Thank you for your feedback.

On Tue, Sep 22, 2009 at 08:39:52AM +0200, Rados?aw Michalski wrote:
> That's good that recently new ISOs are published more often.

Indeed, and we intend to also publish these for the stable branch after
our next release.

> The reason why
> it's important from my point of view is that not all of my colleague are
> familiar with Owl rebuild/reinstallation process (they don't get the point
> simply).

FWIW, updating an Owl system to the latest packages (from the same
branch) amounts to running "make installworld" over the installed
system.  There's no need to "rebuild" anything.

"rpm -Fvh *.rpm" (with the new *.rpm packages) also works and is much
quicker, but then you may need to restart some services manually
(e.g., if pam* packages are updated, then services such as sshd may
sometimes need to be restarted).

If the system was already in use and had some local customizations, then
*.rpmnew files and the like may be created for any "conflicting" changes
to configuration files.  Messages to this extent will be printed during
the update process, and the changes will need to be merged manually.

The same process works for upgrading to a new release of Owl (e.g., for
upgrading Owl 1.1-release or 1.1-stable to Owl 2.0-release), as long as
you don't try to "jump over" a release (e.g., upgrading Owl 1.1 to 2.1
directly won't be supported - you need to upgrade to 2.0 first).
We have "trigger" scripts and the like in place to resolve known
would-be-issues transparently to the sysadmin doing the upgrade.
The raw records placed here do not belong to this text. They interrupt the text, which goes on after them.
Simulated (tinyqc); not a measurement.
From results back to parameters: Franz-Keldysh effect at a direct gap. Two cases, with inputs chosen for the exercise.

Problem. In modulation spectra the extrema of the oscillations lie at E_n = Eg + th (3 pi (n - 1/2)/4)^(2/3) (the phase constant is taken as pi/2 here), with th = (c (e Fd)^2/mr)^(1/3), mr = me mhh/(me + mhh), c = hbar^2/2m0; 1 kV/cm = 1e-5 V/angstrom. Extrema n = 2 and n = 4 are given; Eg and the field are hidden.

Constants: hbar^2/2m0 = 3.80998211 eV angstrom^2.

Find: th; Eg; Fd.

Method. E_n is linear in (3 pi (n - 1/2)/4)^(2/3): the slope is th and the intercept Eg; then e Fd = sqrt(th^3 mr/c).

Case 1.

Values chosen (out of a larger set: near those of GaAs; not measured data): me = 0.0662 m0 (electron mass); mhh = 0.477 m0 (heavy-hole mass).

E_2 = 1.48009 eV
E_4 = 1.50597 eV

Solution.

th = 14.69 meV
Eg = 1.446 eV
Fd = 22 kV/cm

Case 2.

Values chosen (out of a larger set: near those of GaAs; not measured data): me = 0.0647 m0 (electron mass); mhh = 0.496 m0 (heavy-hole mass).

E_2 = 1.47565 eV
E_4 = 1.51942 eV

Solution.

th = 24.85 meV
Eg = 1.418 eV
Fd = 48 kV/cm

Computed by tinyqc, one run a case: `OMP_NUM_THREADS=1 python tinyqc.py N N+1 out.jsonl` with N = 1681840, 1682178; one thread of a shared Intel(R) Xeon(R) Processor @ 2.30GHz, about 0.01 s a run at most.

> That's why when they download ISO image sometimes they don't do
> nothing to have the system upgraded to the latest possible level. More
> frequent updates of Owl ISO will make the gap smaller.

That's true.

I'd dare to say that the concepts behind Owl make keeping the base
system's userland up-to-date significantly less critical than it is for
other Linux distros, though.  The Linux kernel and third-party software
(not part of Owl) are the major exceptions here.